It seems every week, Ted Cruz finds a new way to make himself a national spectacle.

This time, it’s for a condescending and seemingly tone-deaf Op/Ed he wrote for the Wall Street Journal in which he goes after what he calls the “watch-me-woke-it-up” CEOs of Corporate America. The column attacks the heads of companies such as Coca-Cola and Merck for taking public stands against Georgia’s controversial voting rights law, Senate Bill 202, and declares that the GOP is done taking political donations from U.S. businesses.

At one point, Cruz writes that “a clutch of business leaders tried to win woke Twitter points and clowned themselves instead.” That’s an interesting phrase for the senator from Texas to use, since the column is all but an admission that he’s gladly been in the pocket of Big Business for years.

Knowing how utterly lacking in self-awareness Cruz typically is, one can picture him writing that column, hitting ‘send’ and patting himself on the back for getting his licks in on America’s CEOs. Except he winds up providing a classic Cruzian self-own. At one point, he writes this extraordinary paragraph to show the depths of his anger over corporate leaders speaking out publicly against Georgia’s voting law.

“This time, we won’t look the other way on Coca-Cola’s $12 billion in back taxes owed. This time, when Major League Baseball lobbies to preserve its multibillion-dollar antitrust exception, we’ll say no thank you. This time, when Boeing asks for billions in corporate welfare, we’ll simply let the Export-Import Bank expire.”

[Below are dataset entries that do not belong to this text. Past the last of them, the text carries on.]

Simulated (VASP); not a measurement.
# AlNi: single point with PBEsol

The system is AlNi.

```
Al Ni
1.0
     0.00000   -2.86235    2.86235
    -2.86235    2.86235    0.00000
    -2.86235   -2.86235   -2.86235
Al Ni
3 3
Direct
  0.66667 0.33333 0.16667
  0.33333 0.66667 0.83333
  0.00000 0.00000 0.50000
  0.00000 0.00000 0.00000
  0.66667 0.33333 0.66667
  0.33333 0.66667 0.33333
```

Not that it is all that surprising to anyone who follows politics, but this is an actual U.S. Senator admitting, in a national newspaper, that he and his fellow Republicans gladly cut billion-dollar companies a break — often very lucrative ones — in exchange for their support. For good measure, he adds this:

“We’ve allowed them to ship jobs overseas, attack gun rights, and destroy our energy companies.”

 

Um, hello, Senator? The key point in that sentence is “we’ve allowed them.” He is literally saying the quiet part out loud. The entire column brings to mind that memorable moment in The Princess Bride when Inigo Montoya gives Vizzini a grammatical heads-up.

Hypocrisy and disingenuousness are hallmarks of Cruz’s political arsenal, and he puts both on display in his editorial. He takes a Boston Tea Party shot at Coke boss James Quincey’s British roots, the political equivalent of a WWE heel going for “cheap heat” by slamming the city where he’s wrestling.

Cruz also criticized Merck’s boss James Frazier for saying the Georgia bill restricts voter access, an analysis nearly every respective news outlet and nonpartisan election expert agrees on. Cruz writes, “Was he referring to the laws’s provision that mandates more ballot boxes? Or the one that shifts Georgia’s electoral oversight to a nonpartisan appointee?”

Cruz no doubt knows that one aspect of Georgia’s new voting law is that drop boxes in the state’s four biggest counties, Fulton, Dekalb, Cobb and Gwinnett, are being reduced by at least two-thirds the number available in 2020. Those drop boxes are also not available 24 hours a day, because they must be placed inside voting locations. Also, the ‘non-partisan board’ Cruz mentions is appointed by the partisan legislature, which is currently in the GOP’s control. But he doesn’t care about accuracy. He cares about earning points with “the base.”

He and other Republicans clearly doesn’t have much interest in legislating these days, so he’s all-in on the culture wars as the GOP is desperate to change the subject from the overwhelmingly popular bills currently before Congress.

Near the end of his rant, Cruz mentions he’s received $2.6 million in donations from corporate PACs (political action committees). He then declares defiantly that “Starting today, I no longer accept money from any corporate PAC. I urge my GOP colleagues at all levels to do the same.”

[insert eye roll emoji here]

Who actually believes that?

Despite being a legislator who is generally disliked by his fellow members of Congress and even his own staff, Ted Cruz has managed to accomplish something truly remarkable.

He has found a way to make the average American cheer for mega-rich CEOs. So maybe the senator earned that pat on the back, after all.